Harrison takes a stab at romance
1995
Toronto Sun
by Jim
Slotek
I don't know anybody like Linus. I know they're
out there, there's reality to the story." - Harrison Ford on his character in
the film Sabrina
NEW YORK - It's understood that Harrison Ford comes off best playing ordinary men who find themselves in wildly unusual circumstances. And today he's looking ordinary indeed. Dressed down in jeans, he's sporting a police-issue moustache that makes him look like a thin version of the character actor Richard Masur. (My wife, who saw Ford later in one of those two-minute canned TV interviews plugging the movie Sabrina, opening Friday, impulsively shouted at the screen "Shave it off!")

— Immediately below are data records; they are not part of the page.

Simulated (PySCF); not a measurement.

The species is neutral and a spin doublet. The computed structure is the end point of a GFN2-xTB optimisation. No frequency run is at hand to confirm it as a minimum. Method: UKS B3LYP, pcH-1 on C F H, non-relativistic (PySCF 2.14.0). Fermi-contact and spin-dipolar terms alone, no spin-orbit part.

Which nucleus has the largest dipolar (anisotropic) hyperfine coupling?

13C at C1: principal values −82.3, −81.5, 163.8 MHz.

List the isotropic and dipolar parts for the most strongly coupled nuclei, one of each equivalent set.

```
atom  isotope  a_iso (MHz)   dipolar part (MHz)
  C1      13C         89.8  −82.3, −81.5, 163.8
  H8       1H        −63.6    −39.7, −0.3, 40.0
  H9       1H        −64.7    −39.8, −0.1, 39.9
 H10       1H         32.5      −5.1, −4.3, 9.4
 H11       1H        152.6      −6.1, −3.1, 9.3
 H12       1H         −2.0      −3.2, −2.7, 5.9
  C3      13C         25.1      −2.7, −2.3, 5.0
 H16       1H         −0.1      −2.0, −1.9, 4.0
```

"I'm playing a New York City police sergeant in my next film," says the 49-year-old Ford in a tone that's half apology/half lethargy. "Brad Pitt's in it with me, Alan Pakula's directing. It's called The Devil's Own.
"Anyway, you can't play a New York policeman without this moustache. They give you a gun, they give you the moustache, and they give you a badge." And donuts, don't forget donuts.
Like any working actor, Ford's been engaging in research - which in this case involves cruising around with the NYPD. It's a problematic bit of business, in which he hides behind his moustache and tries not to look like Han Solo or Indiana Jones. "Kids spot you pretty quick," he says of his unsuccessful attempts to be inconspicuous in the cruiser.
He relates his problems with a shrug. "(Being famous) is intrusive," he says. "But compared to being poor, it's not bad."
It's a common-sensical attitude - the kind you like to think a level-headed person like yourself might retain if you were lucky enough to become one of the biggest-grossing movie stars of all time and be paid $10 million-plus a movie.
And "common sense" is what Sydney Pollack - who directs Ford as a romantic lead in the upcoming remake of the classic Sabrina - sees as the man's over-riding quality. "Common sense, decency, modesty, a kind of simplicity... honesty really. You sense it in his work and you sense it when you talk to him. He's just not caught up in the movie star business."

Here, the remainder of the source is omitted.